The aesthetics of science — How to visualize your research

Robert Paauwe  by Robert Paauwe / Reading Time: 5 Minutes /

In 2012, the European Organization for Nuclear Research (CERN) announced a major discovery related to the Higgs boson (an elementary particle). Unfortunately, most of their presentation looked like this:

CERN
©CERN 2012

Although the findings were a major discovery in particle physics, there was a particular hype in the media regarding the visual appeal of the presentation. The purpose of presenting your work (poster, presentation, blogs, video, etc.) is to communicate. In the case of CERN, the combination of bad typography, poor choice of colors, and the amount of information presented resulted in the aesthetic appeal of your average high school science project. Even if the audience is used to complex graphs and dense information, overloading them with information still harms your story. In this blog I will present some easy, initial steps how to make your research more appealing and communicative without turning into a full-time graphic designer.

LESS IS MORE
Originally, ‘less is more’ was introduced as a minimalist design principle by architect Ludwig Mies van der Rohe. It refers to the principle that by using less means to achieve a certain effect will lead to a more appealing result. This is applicable not only for design and architecture, but also for conveying information. A great example of this is the data-ink ratio, as proposed by Edward Tufte. The data-ink ratio is the proportion of ink in a graphic devoted to the display of information that is essential. Hypothetically, the data-ink ratio can be calculated by dividing the amount of ink used to display data by the amount of total ink in used in the graphic. This may sound very abstract, but the visualization below based on Tufte’s work should make it clear. Both graphs convey the same amount of information, however the right graph uses less ink to display this information.

data2ink

The question you should ask yourself when making a presentation is: is what I am doing contributing to the message I am conveying, or am I trying to be fancy? It is better to stick to plain and clear, than (try) to be fancy and miss the point. Adding more things for the sake of adding more things does not help your message, or worse adding things because it was the easiest way to do it (did you copy your tables directly from SPSS?).

TYPOGRAPHY
Which font you use can make the difference in how your work is is perceived. There is not a universally ‘best’ font. It all depends on where and how you apply it (FontFeed is a great resource for information on typography). Selecting a font should be a conscious decision. Some fonts are great for titles, but terrible for entire texts (e.g., Arial Black, Akzidenz Grotesk). Other fonts are amazing for the entirety of the text, but not very eye-catching as titles (e.g., Times New Roman, Adobe Caslon). Some examples:

fonts

But most importantly, if you use a custom font, remember to export your presentation to PDF! The machine you will presenting on will not have that font, and your presentation will look horribly mutilated. By exporting it to PDF, you will ensure your presentation looks the way you intended.

COLOR
The colors you use have a huge impact on if and how your message is received. We all remember that one presentation that burned our eyes whilst squinting to read the slides. A good rule of thumb for color is to have enough contrast between background and type, and do not use complementary colors (colors that are opposite in the color wheel; red-green, yellow-violet, blue-orange, etc.). Some examples:

colors1

A great tool to help you find good color schemes is Adobe Kuler, a tool that helps you generate color schemes based on certain principles. More interestingly, they also maintain a huge database of amazing color schemes for you to use, created by their community. To illustrate this, below are some examples that work well based on popular color schemes on Kuler.

colors2

HIGH RESOLUTION IMAGES
Since Google, it has become amazingly easy to find high resolution images with zero effort. However, at conferences, in papers, and on blogs, I still encounter grainy and stretched low resolution images. When searching for images, simply use:

Google Images > Search Tools > Size > Large or greater.
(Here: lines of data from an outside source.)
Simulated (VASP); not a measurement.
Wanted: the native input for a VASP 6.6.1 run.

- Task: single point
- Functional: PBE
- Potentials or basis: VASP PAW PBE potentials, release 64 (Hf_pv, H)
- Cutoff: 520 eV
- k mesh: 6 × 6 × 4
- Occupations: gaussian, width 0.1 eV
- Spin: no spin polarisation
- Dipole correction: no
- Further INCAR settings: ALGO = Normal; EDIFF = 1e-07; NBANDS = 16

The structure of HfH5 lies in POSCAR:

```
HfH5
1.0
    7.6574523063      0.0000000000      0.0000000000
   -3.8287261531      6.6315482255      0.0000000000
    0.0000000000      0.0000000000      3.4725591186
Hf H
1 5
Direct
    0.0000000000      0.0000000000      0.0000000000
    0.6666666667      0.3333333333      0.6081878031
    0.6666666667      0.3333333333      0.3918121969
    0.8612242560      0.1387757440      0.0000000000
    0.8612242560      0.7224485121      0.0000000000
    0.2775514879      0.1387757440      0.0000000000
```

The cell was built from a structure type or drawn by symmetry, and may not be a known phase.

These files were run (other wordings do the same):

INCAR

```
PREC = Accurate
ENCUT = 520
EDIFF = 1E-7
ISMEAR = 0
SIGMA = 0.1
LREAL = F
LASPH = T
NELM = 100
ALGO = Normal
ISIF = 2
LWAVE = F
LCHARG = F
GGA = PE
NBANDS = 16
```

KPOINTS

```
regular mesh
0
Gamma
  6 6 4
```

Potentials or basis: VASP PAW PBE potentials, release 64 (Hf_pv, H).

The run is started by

There are no excuses for not doing this.

DO NOT USE TEMPLATES
Most likely, your university emphasizes that you should use their predesigned templates. Also, it is very easy for you because you do not have to think about your design. However, it makes your presentation uniform and look like all the other presentations. Do not use these templates. All APA articles look the same. All university presentations look alike. Make your own templates.

Of course, these few thoughts are only the tip of the iceberg when it comes to making your research compelling and visually appealing. The best way to check if people understand your data, is by asking non-scientists and people outside of your field of expertise to look at your presentation, poster graphs, or tables. If they get the idea (without you explaining every detail), you are in the right direction. Furthermore, if you are interested in novel ways of visualizing data, take a look at Information is Beautiful. They have a large variation of infographics and several ways of making your data more communicative.

To conclude; do nice aesthetics make bad presentations good? No. Neither do poor graphics completely ruin a presentation (regardless of what designers will tell you). However, by being more considerate of the visuals and style you use, you can empower your story, be more communicative, and ensure your message comes across. Will CERN’s next presentation look appealing? I do not know. Will yours? I hope so.